It kinda shocked me when I first started talking about how 'androphobia' and 'misandry' are not appropriate things to identify with that many trans men interpreted this as if I was saying "trans men face 0 oppression"
It makes more sense to me now, I guess. If someone conceptualizes their oppression entirely through the lens that men are an oppressed class then they will take any form of "transandrophobia is not real" and "transandrophobia is inherently tied to misogynist movements" as a complete denial of their oppression.
I mean, as a trans man myself I'm very keenly aware of my oppression. I transitioned around the age of 27...the misgendering, the degendering, the patronizing from FITs (feminist identified transphobes), the cruelty of my own family persists to this day. The worst was academia!!! How horrified I was to see how trans people are talked about in textbooks!!!

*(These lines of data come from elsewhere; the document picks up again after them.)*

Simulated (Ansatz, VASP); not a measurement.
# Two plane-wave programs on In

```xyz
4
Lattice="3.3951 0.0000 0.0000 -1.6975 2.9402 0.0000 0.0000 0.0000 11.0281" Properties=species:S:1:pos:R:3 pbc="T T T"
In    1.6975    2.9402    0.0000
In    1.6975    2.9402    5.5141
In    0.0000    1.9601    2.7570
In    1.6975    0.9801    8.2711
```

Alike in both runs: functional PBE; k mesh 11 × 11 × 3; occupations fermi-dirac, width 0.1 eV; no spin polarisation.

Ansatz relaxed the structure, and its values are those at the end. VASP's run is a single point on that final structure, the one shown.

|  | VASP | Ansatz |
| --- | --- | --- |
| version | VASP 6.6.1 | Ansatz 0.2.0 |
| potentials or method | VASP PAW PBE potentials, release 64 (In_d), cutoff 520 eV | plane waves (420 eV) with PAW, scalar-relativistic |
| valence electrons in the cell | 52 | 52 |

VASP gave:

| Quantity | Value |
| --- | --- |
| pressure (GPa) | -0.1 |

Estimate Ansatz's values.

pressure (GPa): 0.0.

I also remember living as a woman. The street harassment, the dismissal of every opinion I held, the assumption that I was stupid, a liar, incapable. The hiring discrimination that always made me wonder if it was me or my gender...the lower pay. Doctors not listening to me. God the sexual harassment, the death threats even in person, in public. And ALL of this? Dismissed by men who called me a femnazi and accused me of androphobia and misandry.
The shift in my oppression since transitioning is palpable. I experience transphobia now. In Nevada I get yelled at many times for going into the men's restroom because I have long hair. But the street harassment? Gone. No sexual harassment. I get every job I interview for. I don't even have to ask for raises or promotions. My opinion is respected. I'm assumed to be knowledgeable even in areas I am not. Doctors do not question my pain.
I am not fucking oppressed because I'm a man. No one is, and it's misogynist to claim otherwise.